Albert, Grace and Vera are the visitors; Albert is Wilfred’s brother, and Wilfred and Mildred are the married hosts.
The brothers, Albert and Wilfred, haven’t seen each other for thirty years.
If circumstances had been different, the story might have been titled “Brothers”, but it’s titled “Visitors”, emphasizing the unfamiliar, the transitory, the surreal sense of being lifted out of the everyday.
It might have been titled “Strangers”, except for the blood shared; that connection changes the way the events are interpreted, by readers and by characters in the story.
Wilfred and Mildred are not accustomed to visitors.
Mildred isn’t accustomed to thinking of Wilfred as having a brother either. She is restless and anxious, an awkward hostess.
“Well surely if he felt sick he’d say so.” Mildred is unsure of the situation, struggles to unravel the meaning.
Albert spent most of the first day of the visit lying down; it’s a long way from Saskatchewan to Ontario, and it’s possible he’s just tired.
“That’s just what he wouldn’t.” Wilfred says. He wouldn’t say so, Wilfred believes, firmly.
So, Mildred takes the ladies out for a drive. She drives them around, shows them the sights of Logan, Ontario, and the tour of the town exhausts her as much as a trip to Toronto.
Grace and Vera are sisters; they seem very much alike — like twins — to Mildred and Wilfred.
But, then, as Mildred admits: “Brothers and sisters were a mystery to her.”
When they stop on the highway for ice-cream, the two women get small scoops of vanilla and Mildred gets a double, rum-and-raisin and pralines.
The ice-cream flavours are just details, but they illustrate what Mildred sees as a lifeless and impenetrable sameness in the two sisters.
And just as puzzling as their sameness? The brothers’ differences.
The sisters’ relationship stands in stark contrast to Mildred’s understanding of Wilfred’s relationship with his brother, Albert.
“There were Grace and Vera, speaking like two mouths out of the same head, and Wilfred and Albert without a thread of connection between them.”
Mildred cannot spot any similarities in the brothers, not superficially, not even in more philosophical ways either.
Mildred believes that she knows Wilfred very well, and , normally, he has a way of making things make sense.
When he tells a story, there is a shape to it, Mildred can recognize the shared elements between his stories.
“In Wilfred’s stories you could always be sure that the gloomy parts would give way to something better, and if somebody behaved in a peculiar way there was an explanation for it.”

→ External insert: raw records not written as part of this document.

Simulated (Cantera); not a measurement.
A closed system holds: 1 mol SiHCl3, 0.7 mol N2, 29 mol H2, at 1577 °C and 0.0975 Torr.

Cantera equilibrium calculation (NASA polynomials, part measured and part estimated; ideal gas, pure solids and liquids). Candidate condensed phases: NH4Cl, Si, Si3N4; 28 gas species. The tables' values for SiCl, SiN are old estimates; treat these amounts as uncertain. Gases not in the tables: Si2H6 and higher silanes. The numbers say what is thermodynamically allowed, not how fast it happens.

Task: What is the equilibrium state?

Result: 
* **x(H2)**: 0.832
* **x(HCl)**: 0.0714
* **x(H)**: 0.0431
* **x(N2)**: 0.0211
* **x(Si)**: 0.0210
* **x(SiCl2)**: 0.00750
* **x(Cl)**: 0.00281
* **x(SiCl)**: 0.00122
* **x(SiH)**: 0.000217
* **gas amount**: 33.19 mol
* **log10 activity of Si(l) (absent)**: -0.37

When Albert tells a story, it seems shapeless to Mildred.
“If Wilfred figured in his own stories, as he usually did, there was always a stroke of luck for him somewhere, a good meal or a bottle of whiskey or some money.”
But in the story that Albert tells over lunch in a cafe, neither luck nor money plays a role, and she searches for the meaning in it.
In Albert’s story, a man disappears into a swamp and there is no resolution. The story, and all its potential explanations and outcomes are discussed in a series of short sentences that comprises the longest stretch of dialogue in “Visitors”. (And, indeed, in an uncharacteristically long segment of dialogue for Alice Munro.)
Mildred knows that the story means something to Albert; she knows that he has chosen to tell it for a reason. But that is the limit of her understanding.
She sees no connection between this lost man in the story Albert tells and the lost man at the cafe table.
Alfred seems to feel the meaning of the story, but he cannot express it directly. His failed efforts, however, bring the reader closer to an understanding than Mildred’s pointed expressions of befuddlement.
The loss in “Visitors” might take a different shape than the loss in the story that Albert tells, but the meaning is clear to readers, if not to all the characters.
Brothers and visitors, sisters and wives: meaning is more often discovered in what is left unsaid.
Have you been reading any Alice Munro lately?
Note: This is part of a series of posts on Alice Munro’s stories, as I read through her work to date. She is one of my MRE authors. Please feel free to check the schedule and join in, for the series, or for a single story. The next in The Moons of Jupiter is the title story: next Thursday!
i really need to read more Munro
I say that every time I read one of her stories, Mel!
Thanks for the chat about “Visitors”: I found that it pulled things together for me. I had identified Albert as projecting himself into the man who went into the swamp but you expressed that more meaningfully for me when you said that Mildred saw no connection between “this lost man in the story…and the lost man at the cafe table.”
My little gem or chuckle from this story was embedded in the description of Blanche Black (name itself brings a chuckle) who was very accomplished in some areas but “not very good looking. In fact, she was about as good-looking as a turnip, and about the shape.” So, thanks to you for shedding more light on the story and thanks to Munro for the chuckles.
Sometimes statements like that almost feel like a slap when you’re reading her stories, don’t they? You find yourself inwardly squinting: “Did she really just compare her to a turnip?!” And then you’re onto the next observation, just as sharp, but entirely different. I didn’t pull much together at all after the first reading, only after the second, but then I enjoyed it even more.